Last modified: 2007-07-13 18:49:45 UTC
If I enter a term containing umlauts in the search field on the left, but transliterate the
umlauts, the action fails and I am presented the search page, if there is no redirection for
that page. On the english Wikipedia most of the time there are such redirects. For the german
Wikipedia there would be not much sense to it.
Goedel (for Gödel) fails on de.wikipedia.org; on en.wikipedia.org it resolves correctly.
Godel resolves on the english page too.
Would it be possible to resolve transliterated umlauts automatically to the correct character? It surely
wouldn't break anything.
Automatically adding the reverse-transliterated umlauts to the search results
desirable in my opinion, in particular on de.wikipedia.org .

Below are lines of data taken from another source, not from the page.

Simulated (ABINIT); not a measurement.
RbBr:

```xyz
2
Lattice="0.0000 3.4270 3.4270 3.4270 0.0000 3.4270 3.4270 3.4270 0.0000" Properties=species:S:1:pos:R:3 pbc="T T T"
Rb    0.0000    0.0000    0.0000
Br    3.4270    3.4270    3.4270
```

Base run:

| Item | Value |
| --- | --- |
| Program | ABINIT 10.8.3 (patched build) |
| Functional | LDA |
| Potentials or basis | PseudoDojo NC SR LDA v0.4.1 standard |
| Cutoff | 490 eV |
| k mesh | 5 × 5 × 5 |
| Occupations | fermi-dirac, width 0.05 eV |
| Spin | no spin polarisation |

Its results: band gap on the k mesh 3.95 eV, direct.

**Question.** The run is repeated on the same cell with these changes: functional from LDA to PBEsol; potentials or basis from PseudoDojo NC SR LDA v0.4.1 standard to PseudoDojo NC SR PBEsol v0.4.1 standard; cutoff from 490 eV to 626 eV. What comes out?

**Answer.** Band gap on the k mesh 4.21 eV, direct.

For example, entering "kuenstliche intelligenz" in the search box there
came up with the movie "A.I. – Künstliche Intelligenz", but not with the
main entry http://de.wikipedia.org/wiki/K%C3%BCnstliche_Intelligenz
which I was only able to find via the entry for the "AI" acronym.
It would be nice to add more than just the umlauts and to more than just the German Wikipedia: The same (or worse) problem occurs on any Wikipedia that uses the Latin alphabet with special characters: The Spanish, Portuguese, French, Scandinavian (...), Slavic (... ... ...), Turkish languages, to name just the largest groups (with obviously many subgroups).
I agree with #3, and would still add to it. It would be desirable to handle both transliterated special characters and the accent- and featureless plain latin characters from which they have been derived as possible occurences of that special character. For example oe (common in Germany) or o (common in Sweden) for ö, or aa / a for å. I would even extend this mechanism to handling some groups of punctuation characters as one character in search, for example different quotation marks " „ “ ” « », different dashes - – —, different apostrophes ' ’ (see German article "Germany’s next topmodel"; there is a redirect from the simple version, though) etc.
*** Bug 7002 has been marked as a duplicate of this bug. ***
This also applies to pinyin characters (latinization of chinese characters): for example "wuji" will not find "wújí" (as in german Wikipedias article "Taiji"). Both notations are common, the former especially in printed books.
Fixed in Lucene Search 2. Accents are always stripped, and common transliterations are added as aliases (see Bug 7002).
So, searching for Goedel should find Kurt Gödel as the first hit on both en and de wiki.